It indexes the page.
It parses the page and adds internal links to the queue.
Finally, it returns the URL of the page it indexed.

I presented an implementation of Index.indexPage in Section 15.1. So the only new method is WikiCrawler.queueInternalLinks.

I wrote two versions of this method with different parameters: one takes an Elements object containing one DOM tree per paragraph; the other takes an Element object that contains a single paragraph.

The first version just loops through the paragraphs. The second version does the real work.

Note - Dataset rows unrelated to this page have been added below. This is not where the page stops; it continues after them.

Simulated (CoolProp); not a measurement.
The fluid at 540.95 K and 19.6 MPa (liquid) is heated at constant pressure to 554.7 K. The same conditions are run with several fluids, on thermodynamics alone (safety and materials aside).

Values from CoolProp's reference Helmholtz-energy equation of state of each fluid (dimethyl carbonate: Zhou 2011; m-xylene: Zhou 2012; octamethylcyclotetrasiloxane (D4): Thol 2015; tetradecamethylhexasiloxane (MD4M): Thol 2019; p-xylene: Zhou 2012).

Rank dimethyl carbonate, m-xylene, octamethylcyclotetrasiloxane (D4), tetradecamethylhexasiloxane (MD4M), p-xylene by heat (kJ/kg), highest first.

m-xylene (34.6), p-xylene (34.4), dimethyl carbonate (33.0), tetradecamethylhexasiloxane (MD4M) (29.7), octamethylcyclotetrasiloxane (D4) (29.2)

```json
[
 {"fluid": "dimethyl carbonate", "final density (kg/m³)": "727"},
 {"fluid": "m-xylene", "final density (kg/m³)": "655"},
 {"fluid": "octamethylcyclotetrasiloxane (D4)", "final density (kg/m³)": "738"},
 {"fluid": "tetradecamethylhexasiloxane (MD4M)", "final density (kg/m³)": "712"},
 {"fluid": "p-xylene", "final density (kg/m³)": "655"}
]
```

void queueInternalLinks(Elements paragraphs) {
    for (Element paragraph: paragraphs) {
        queueInternalLinks(paragraph);
    }
}

private void queueInternalLinks(Element paragraph) {
    Elements elts = paragraph.select("a[href]");
    for (Element elt: elts) {
        String relURL = elt.attr("href");

        if (relURL.startsWith("/wiki/")) {
            String absURL = elt.attr("abs:href");
            queue.offer(absURL);
        }
    }
}

To determine whether a link is “internal,” we check whether the URL starts with “/wiki/”. This might include some pages we don’t want to index, like meta-pages about Wikipedia. And it might exclude some pages we want, like links to pages in non-English languages. But this simple test is good enough to get started.

That’s all there is to it. This exercise doesn’t have a lot of new material; it is mostly a chance to bring the pieces together.